I think they’re certainly a problem. The current solutions that have been proposed have their own problems of course, and problems enough that I don’t feel comfortable implementing them. Personally I don’t currently have the time to work on a better solution but if someone did that’d be fine with me. I would mention though that it’s possible there *is* no solution to this problem that doesn’t bring with it it’s own problems that are worse then the problem at hand. I’m not saying that’s the case, but just mentioning that it may be so.
By the way, there is an experiment underway with a "curated" community package repository for conda packages:
It's semi-curated, in the sense that only the core devs can approve a package being added, but once added, anyone can maintain it.
It's going very well, but I'm not sure how it's going to scale. So far, 900 or so packages, 80 or so maintainers. Which I think is very impressive for a young system, but still a lot smaller than it could be.
But I think PyPA should keep an eye on it -- I'm sure there will be lessons learned.
conda-forge and PyPI are not really similar. For conda-forge they’re largely just repackaging other software for the conda system. This makes it function better when you have just anyone of the core team able to work on stuff, because all they’re doing to adjusting the build, upgrading versions etc. They’re not working on the projects themselves. Curated also goes against the sort of “spirit” of PyPI. It’s a place where anyone can release something and immediately be able to be part of the ecosystem. Adding curation on top of that would change the nature of PyPI, maybe for the better or maybe for the worst, but it would fundamentally change PyPI. — Donald Stufft
We've been discussing here at least two different problems related to
package maintainership:
1. Abandoned/no-longer-maintained, but previously useful packages
2. namespace and package idea space pollution due to tests/aborted
attempts/packaginginexperience.
I don't have a good idea about 1, and it's clear from this discussion that
curation as a solution for 2 is currently non-workable/undesirable due to
both lack of manpower and a desire not to discourage contributions.
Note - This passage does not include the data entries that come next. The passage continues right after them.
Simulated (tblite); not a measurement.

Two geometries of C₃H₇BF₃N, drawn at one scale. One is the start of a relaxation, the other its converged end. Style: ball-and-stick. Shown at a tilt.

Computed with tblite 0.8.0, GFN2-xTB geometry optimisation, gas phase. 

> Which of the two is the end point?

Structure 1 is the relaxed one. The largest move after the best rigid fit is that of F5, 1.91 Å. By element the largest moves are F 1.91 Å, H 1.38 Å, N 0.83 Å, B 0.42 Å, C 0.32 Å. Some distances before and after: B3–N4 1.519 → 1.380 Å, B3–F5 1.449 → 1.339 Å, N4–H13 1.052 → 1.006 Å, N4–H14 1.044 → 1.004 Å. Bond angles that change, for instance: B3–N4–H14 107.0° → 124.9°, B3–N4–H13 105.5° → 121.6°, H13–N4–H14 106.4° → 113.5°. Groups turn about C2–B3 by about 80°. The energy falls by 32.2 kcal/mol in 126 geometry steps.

Even if curation is not involved, we also don't want to up the barrier to
entry such that we discourage new entrants into the ecosystem.
A level of namespacing on the project name (but not (necessarily) on the
python module/package level) was suggested as a way to reduce 2.
I just thought of another, orthogonal, suggestion for 2:
There is a TestPyPI server but it feels like few people use it (I certainly
never did).
What if you were only allowed to push a new project onto PyPI proper if you
already have similarly named project on TestPyPI and at least one release
of that project there?
Notice that I'm not suggesting that all files need to touch TestPyPI before
going to PyPI, although that could be considered in the future.
I'm also not suggesting a waiting period between publishing on TestPyPI and
PyPI, but this could also be considered if we see people abusing the fact
that dumping some garbage on TestPyPI is the only step necessary before
dumping some garbage on PyPI.
And we could make it so TestPyPI is a bit more flexible with files than
PyPI itself. For instance we could allow deletion and re-upload of files
with the same name there that is currently disallowed on PyPI so people can
test-drive their releases before pushing files onto PyPI proper (don't
know if this is already the case).
"Hey!" I hear you saying "If we're just moving the namespace reservation
from PyPI to TestPyPI" aren't we just moving problem number 2 around
without really solving it?"
Well, if someone does some test on TestPyPI and later abandons it, we don't
need to have as many qualms about removing the project than we do with a
project on PyPI proper.
We could even have an official grace period, like a few months, before we
consider that a project on TestPyPI without a PyPI equivalent can be
considered abandoned.
And if we do implement a minimum period on TestPyPI before graduation to
PyPI, this would also give us a measure of protection from malicious typo
squatting:
http://incolumitas.com/2016/06/08/typosquatting-package-managers/
Regards,
Leo
On 22 July 2016 at 13:39, Donald Stufft
On Jul 22, 2016, at 11:47 AM, Chris Barker - NOAA Federal < chris.barker@noaa.gov> wrote:
If the core devs think it's fine and dandy like it is, we can all stop talking about it.
I think they’re certainly a problem. The current solutions that have been proposed have their own problems of course, and problems enough that I don’t feel comfortable implementing them. Personally I don’t currently have the time to work on a better solution but if someone did that’d be fine with me.
I would mention though that it’s possible there *is* no solution to this problem that doesn’t bring with it it’s own problems that are worse then the problem at hand. I’m not saying that’s the case, but just mentioning that it may be so.
By the way, there is an experiment underway with a "curated" community package repository for conda packages:
It's semi-curated, in the sense that only the core devs can approve a package being added, but once added, anyone can maintain it.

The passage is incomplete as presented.